# Golden Heavy Half-Dragon Warhorse



## punkorange (Mar 8, 2005)

Would anyone care to give their take of what a golden half-dragon heavy warhorse would look like.  I'm just curious so it isn't a big deal, but a paladin of Bahamut IMC has one as a mount.


----------



## DMAC (Mar 8, 2005)

So... like a dragon got it on with a horse?


----------



## punkorange (Mar 8, 2005)

lol.  Why not, there are all kind's of half-dragon creature's in published templates.

Hell, as pointed out in another thread, there are half-dragon donkey's in Shrek II.


----------



## DMAC (Mar 9, 2005)

I was just going to do a quick pencil sketch but decided to throw some colors on it in Photoshop.  Hope you like it.


----------



## erian_7 (Mar 9, 2005)

And that, folks, is why I frequent the yodaboys.com site often!  Some of the best Eberron art going (even compared to some of the art from the books!)


----------



## DMAC (Mar 9, 2005)

Thanks man.  I really need to update my site soon.  I've been itching to do some more Eberron characters...


----------



## erian_7 (Mar 9, 2005)

No problem giving credit where it's due!  Your Gear Mage is actually the pic I'm using for my homegame Cannith artificer right now, though I must admit I did a little Photoshopping myself to make hime a bit slimmer and taller.


----------



## Greylock (Mar 9, 2005)

Hell's bells! That's what I call good sketchin'. I'm impressed.


----------



## kirinke (Mar 10, 2005)

Me likes, sorta like a Ki-rin only gold instead of silver. 

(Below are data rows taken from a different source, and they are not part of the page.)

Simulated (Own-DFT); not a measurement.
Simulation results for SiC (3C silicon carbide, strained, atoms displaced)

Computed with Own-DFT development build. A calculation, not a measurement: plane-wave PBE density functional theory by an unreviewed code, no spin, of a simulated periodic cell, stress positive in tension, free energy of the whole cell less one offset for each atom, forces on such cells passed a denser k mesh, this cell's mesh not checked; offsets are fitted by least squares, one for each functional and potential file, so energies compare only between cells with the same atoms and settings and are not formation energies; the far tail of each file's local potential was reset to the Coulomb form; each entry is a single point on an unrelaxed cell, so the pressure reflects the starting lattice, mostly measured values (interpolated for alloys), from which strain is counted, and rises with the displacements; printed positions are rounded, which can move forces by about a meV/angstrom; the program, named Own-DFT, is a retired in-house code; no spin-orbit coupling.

Hay, Dmac, could you do something similar for a character in a pbp of mine?


----------



## Breakstone (Mar 10, 2005)

Sweet Jebus ala Mode, DMAC! Whether it's on the Penny-Arcade Forums or here, you continually amaze me!

Quick Pencil Sketch indeed!


----------



## punkorange (Mar 10, 2005)

Wow, Im amazed.  That's a great real quick sketch 

I pictured it with wings, since a heavy warhorse is a large creature, but thats flippin awesome.

I have a feeling ramsey will like it


----------



## DMAC (Mar 11, 2005)

Glad you like it.  The problem (from an artistic point of view) with putting wings on it is that it just starts to look like a dragon with horse legs and not a dragon/horse hybrid.


----------



## nyrfherdr (Mar 11, 2005)

DMAC:  I agree on the wings.  The work is amazing as always.  I hope you are getting work for your talent.  You deserve it!

Feel free to share with us anytime.

Game ON!
Nyrf


----------



## ml3 (Mar 12, 2005)

*Can I try?*

This is a good thread. With all due respect to DMAC's beautiful pic, I thought I'd submit a different take on it.

A bit quick and dirty, but...


----------



## DMAC (Mar 12, 2005)

Cool stuff.  I really like the scales on the lower legs and the wings don't kill the "horse-ish-ness" as much as I thought they might.  Giving it a more natural pose helps with that.  

The way the wings are anchored makes it look like you'd have to stand on its back like a surfboard to ride it though.


----------



## punkorange (Mar 12, 2005)

Both pictures look really good.  I agree that the horse-like pose does help to make it look more horse-like.

Thanks a lot, both of you.


----------



## Ferret (Mar 14, 2005)

DMAC said:
			
		

> Cool stuff.  I really like the scales on the lower legs and the wings don't kill the "horse-ish-ness" as much as I thought they might.  Giving it a more natural pose helps with that.
> 
> The way the wings are anchored makes it look like you'd have to stand on its back like a surfboard to ride it though.




Whoever said Golden Heavy Half-Dragon Warhorses were bred for utility?

Both look awesome, but I think I prefer DMAC's even without the wings.


----------